Sermons

November 1, 1998 | 9:30 and 11:00 a.m.

If I Should Die Before I Wake

John Buchanan
Pastor, Fourth Presbyterian Church

John 14:1–4

“He will wipe away every tear from their eyes. Death will be no more.”

Revelation 21:4


Dear God, We have come to hear the word you have for us. We confess that sometimes we are so busy, and life is so noisy, and we are so distracted, that we long for this silence, these moments sitting here together on Sunday morning. So, come into this silence. Make it your own. Speak to us in it. And give us the capacity, the faith, to hear what you are saying to us—about who you are and who we are and who you want us to be. In Jesus Christ our Lord, Amen.

The bedtime ritual in my childhood never varied. In fact, it is so deep in my own soul that it surfaces and I rehearse it mentally on occasion as I drift to sleep even now.

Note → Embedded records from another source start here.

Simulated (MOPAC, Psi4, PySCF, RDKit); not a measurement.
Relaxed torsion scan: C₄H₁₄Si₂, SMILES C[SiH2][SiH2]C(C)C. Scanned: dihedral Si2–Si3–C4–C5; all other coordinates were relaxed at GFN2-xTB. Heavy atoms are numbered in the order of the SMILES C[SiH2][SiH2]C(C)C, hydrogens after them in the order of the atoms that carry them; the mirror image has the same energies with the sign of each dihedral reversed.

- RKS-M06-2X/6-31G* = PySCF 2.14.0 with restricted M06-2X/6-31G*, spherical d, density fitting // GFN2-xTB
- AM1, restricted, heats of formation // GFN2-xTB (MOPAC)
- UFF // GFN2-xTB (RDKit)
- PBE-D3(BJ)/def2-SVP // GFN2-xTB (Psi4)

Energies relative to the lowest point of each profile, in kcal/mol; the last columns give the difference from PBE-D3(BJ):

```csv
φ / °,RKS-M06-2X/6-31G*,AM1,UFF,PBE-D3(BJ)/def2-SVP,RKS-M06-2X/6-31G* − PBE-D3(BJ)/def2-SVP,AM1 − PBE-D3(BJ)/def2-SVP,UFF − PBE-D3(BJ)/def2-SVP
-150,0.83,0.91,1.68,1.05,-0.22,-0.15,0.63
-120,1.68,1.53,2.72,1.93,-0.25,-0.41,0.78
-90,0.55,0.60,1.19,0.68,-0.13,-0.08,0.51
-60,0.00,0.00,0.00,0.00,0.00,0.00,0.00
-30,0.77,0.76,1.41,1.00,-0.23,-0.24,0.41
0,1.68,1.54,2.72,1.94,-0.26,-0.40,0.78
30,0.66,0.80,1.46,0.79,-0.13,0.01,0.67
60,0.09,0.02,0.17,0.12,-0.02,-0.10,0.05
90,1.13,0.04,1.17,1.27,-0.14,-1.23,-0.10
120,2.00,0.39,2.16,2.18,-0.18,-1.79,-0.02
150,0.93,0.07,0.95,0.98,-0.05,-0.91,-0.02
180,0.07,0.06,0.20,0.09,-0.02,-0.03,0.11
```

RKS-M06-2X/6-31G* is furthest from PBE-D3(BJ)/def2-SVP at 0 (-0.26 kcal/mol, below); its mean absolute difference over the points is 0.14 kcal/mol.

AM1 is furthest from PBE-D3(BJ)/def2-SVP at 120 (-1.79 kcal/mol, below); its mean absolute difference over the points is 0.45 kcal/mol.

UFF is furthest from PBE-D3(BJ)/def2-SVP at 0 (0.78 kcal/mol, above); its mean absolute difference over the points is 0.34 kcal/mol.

“Now I lay me down to sleep,
I pray the Lord my soul to keep.
If I should die before I wake,
I pray the Lord my soul to take.”

One parent or the other was there and there always followed a recitation of blessing:

God bless Mommy, Daddy, Billy, grandparents on both sides, aunts, uncles, Uncle Jack in the Pacific who did not come home, Bobby who did, Uncle Frank in Europe who did not, Frankie who did, an occasional neighbor or friend who needed a little extra help. On occasion, when I could, I tried to slip in the Pittsburgh Pirates, at least silently.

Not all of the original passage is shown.